Garfield County housing inventory still shrinking |

Garfield County housing inventory still shrinking

John Stroud
Glenwood Springs Post Independent
A for-sale sign outside one of the few houses that are available for sale in Glenwood Springs, where inventory is hovering between only about 1.5 and 3 months' supply, according to the area Realtors Association year-end report for 2019.
Chelsea Self / Post Independent

The inventory of homes for sale in Garfield County reached a 10-year low headed into 2020, while ever-increasing prices for all types of residential units are keeping things decidedly on the sellers’ side of the market.

According to the Colorado Association of Realtors (CAR) year-end Housing Market Report, Garfield County saw one of the biggest inventory drops in the state last year, based on a key measure factoring the number of months it would hypothetically take to sell through the available supply.

By the end of December, Garfield County — including the communities of Carbondale, Glenwood Springs, New Castle, Silt, Rifle and Parachute/Battlement Mesa — had seen its inventory of single-family homes fall to just three months of supply.

That’s a 36.2% drop from the 4.7-month supply recorded at the end of 2018. In raw numbers, the county had 202 active single-family listings at the end of 2019, compared with 341 to close out the prior year.

Inventory is even more scarce in the townhouse and condo market. According to the year-end report, Garfield County had 67 active listings of multifamily units for sale — a 2.3-month supply — compared with 87, or 3.4 months, at the end of 2018.

A five- to six-month supply is generally considered a “balanced market,” according to Erin Bassett of Coldwell Banker Mason Morse, who is the current president of the Glenwood Springs Association of Realtors. More than six months is a buyer’s market, while less than that is considered a seller’s market.

Garfield County hasn’t had a buyer’s market since 2014-15, according to the historical trend for Garfield County looking back over the past decade. Long gone are the post-recession years of 2010-12 when there was anywhere from a 10- to 40-month supply — along with a record number of foreclosures.

“While our market continues to struggle with low inventory, which of course results in higher prices, we are starting to see some new construction which brings hope to first-time homebuyers as well as move-up buyers,” Bassett wrote in her year-end summary that was included as part of the statewide CAR report. “Spring should bring new resale inventory as well.”

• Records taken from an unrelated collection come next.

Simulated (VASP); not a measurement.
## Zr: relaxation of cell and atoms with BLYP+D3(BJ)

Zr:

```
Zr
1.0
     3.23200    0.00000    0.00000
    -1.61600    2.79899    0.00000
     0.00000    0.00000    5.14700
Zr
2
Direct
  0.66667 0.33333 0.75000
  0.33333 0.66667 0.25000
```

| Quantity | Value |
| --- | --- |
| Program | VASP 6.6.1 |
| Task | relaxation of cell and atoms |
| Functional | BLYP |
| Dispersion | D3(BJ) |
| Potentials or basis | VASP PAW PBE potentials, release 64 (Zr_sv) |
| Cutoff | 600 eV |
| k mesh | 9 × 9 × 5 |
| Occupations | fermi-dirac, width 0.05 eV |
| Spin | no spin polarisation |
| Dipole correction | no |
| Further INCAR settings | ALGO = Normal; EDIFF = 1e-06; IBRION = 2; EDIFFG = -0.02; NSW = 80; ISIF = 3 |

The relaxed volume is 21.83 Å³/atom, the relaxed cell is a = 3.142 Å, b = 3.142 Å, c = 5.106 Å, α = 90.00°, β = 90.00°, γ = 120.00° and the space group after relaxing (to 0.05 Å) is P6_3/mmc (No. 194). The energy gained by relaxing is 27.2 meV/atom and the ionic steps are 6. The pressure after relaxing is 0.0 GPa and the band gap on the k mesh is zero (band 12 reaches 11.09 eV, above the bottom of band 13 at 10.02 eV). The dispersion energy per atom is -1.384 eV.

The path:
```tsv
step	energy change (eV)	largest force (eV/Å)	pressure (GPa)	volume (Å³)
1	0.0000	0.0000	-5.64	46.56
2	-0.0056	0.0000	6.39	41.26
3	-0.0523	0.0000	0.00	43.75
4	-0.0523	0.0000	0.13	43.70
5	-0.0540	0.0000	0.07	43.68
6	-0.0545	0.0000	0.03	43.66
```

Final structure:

The median sale price for all types of housing units in Garfield County increased 6.4% year over year compared with 2018, from $357,000 to $380,000. However, the average sales price rose 11.5%, to $484,451, reflecting sales in the higher price brackets.

In the single-family market, “the percent of list price received remains comparable to 2018, at 97%,” meaning sellers are generally getting what they’re asking, Bassett said. The same was true for the townhouse and condo market, where the median price rose 11.2% and the percent of list price was 98%.

“We just, honestly, have no inventory,” Bassett said, noting that the majority of residential properties available are on the upper end of the price range.

“For that $300,000 to $500,000 price range in Glenwood Springs, you’re just not going to find hardly anything,” she said. And what does come onto the market in that price range is usually quickly under contract.

For the homeowner wanting to sell a larger home and downsize, the options are few and far between.

“You’ll get the money for the house you’re selling, but where do you go? You either have to move up, or move out of the area,” Bassett said. “A lot of people don’t want to leave, but there just aren’t a lot of options.”

Carbondale has a higher supply of housing (5.4 months for single-family homes and 4.9 months for townhouse/condo properties) than either Glenwood Springs or New Castle.

However, it’s mostly on the high end of the market, Bassett noted.

And, the downvalley communities of Silt, Rifle and Parachute, while still more affordable, have even shorter supplies.

Rifle, for instance, had just 1.1 months’ supply of single-family homes at the end of the year, and just 1.5 months for townhouses and condos. Silt fared a little better at 2.3 and 1.5 months, respectively. Parachute/Battlement is comparable to Silt as far as inventory.

A single-family home can still be had for between $250,000 and $366,000 in the Silt-to-Parachute corridor, while the going rate for a townhouse/condo is between $150,000 to $286,250, according to the year-end report.

Compare that with between $425,000 and $796,250 for the median price of a single-family home on the eastern end of the county (New Castle to Carbondale), or $304,000 to $502,500 for a townhouse/condo.

Most new construction continues to be on that upper end of the price range, Bassett noted, and several projects are being put on hold due to construction costs.

“We are seeing some new homes come onto the single-family market in Rifle, but we’re also seeing developers not being able to bring stuff out of the ground because the cost of the build is so expensive and it’s hard to find the labor,” she said. “There are just a lot of factors involved that are holding back affordable construction.”

On the plus side for buyers’ sake, interest rates for home loans are generally low, “so that’s a positive,” she said.

The annual market report also includes an affordability index, factoring interest rates, median sale prices and median income by county. The higher the number, the greater the affordability.

Over the past three years, Garfield County’s affordability index has fallen from 88 to 84 for single-family homes, and from 132 to 119 in the townhouse/condo market.